International sanctions prohibit the export of many types of dual-use equipment to Iran, for fear that they would be used to advance nuclear enrichment or ballistic missile programs. Iran says its nuclear program is for peaceful purposes.

On Tuesday, Justice Department prosecutors announced charges against Milad Jafari, an Iranian national who they allege led the Iranian procurement network.

The Treasury Department separately announced sanctions aimed at freezing assets belonging to Mr. Jafari, several family members and associates and companies they operated. The action accuses members of the network of being proliferators of weapons of mass destruction.

“The Jafari network has established itself as a lifeline for Iran’s missile program,” said Stuart Levey, Treasury undersecretary for terrorism and financial intelligence.

Turkish prosecutors previously have filed charges against Mr. Jafari and members of his family who helped to operate his companies, accusing them of smuggling violations.

Mr. Jafari is believed to be in Iran and beyond the reach of U.S. law enforcement. He couldn’t be located to comment.

According to an indictment filed in U.S. District Court in Washington, the companies acted as middlemen, matching orders from Iranian missile agencies with sources of high-grade equipment.

The indictment was filed in July 2010 and was unsealed by a federal judge on Tuesday after the U.S. Treasury announced sanctions.

The U.S. actions against the Jafari network come as U.S. officials express concern that Turkey, which has sought to increase trade with Iran, could be used as a waystation for illicit imports.

A U.S. official cited Turkish Prime Minister Recep Tayyip Erdogan’s call in September for trade with Iran to increase fivefold.

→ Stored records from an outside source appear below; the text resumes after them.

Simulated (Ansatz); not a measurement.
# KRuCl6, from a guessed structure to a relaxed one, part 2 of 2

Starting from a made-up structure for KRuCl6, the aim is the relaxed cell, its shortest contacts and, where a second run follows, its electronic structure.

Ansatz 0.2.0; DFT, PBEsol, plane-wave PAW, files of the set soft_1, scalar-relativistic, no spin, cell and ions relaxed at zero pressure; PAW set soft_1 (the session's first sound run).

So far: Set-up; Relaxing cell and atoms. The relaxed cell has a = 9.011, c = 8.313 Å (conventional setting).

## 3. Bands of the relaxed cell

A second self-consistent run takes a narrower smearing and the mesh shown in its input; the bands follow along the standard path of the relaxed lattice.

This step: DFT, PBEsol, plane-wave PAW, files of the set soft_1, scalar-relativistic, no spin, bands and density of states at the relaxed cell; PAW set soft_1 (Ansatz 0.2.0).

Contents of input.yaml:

The Jafari case came partly as a result of cooperation between U.S. and Turkish officials. The Turkish customs agency in 2005 reported seizing specialized equipment at a border crossing with Iran.

The Central Intelligence Agency and Turkey’s National Intelligence Organization investigated and uncovered a bigger network, according to U.S. officials. At least some of the equipment made it to Iran, while other shipments were stopped, U.S. officials said.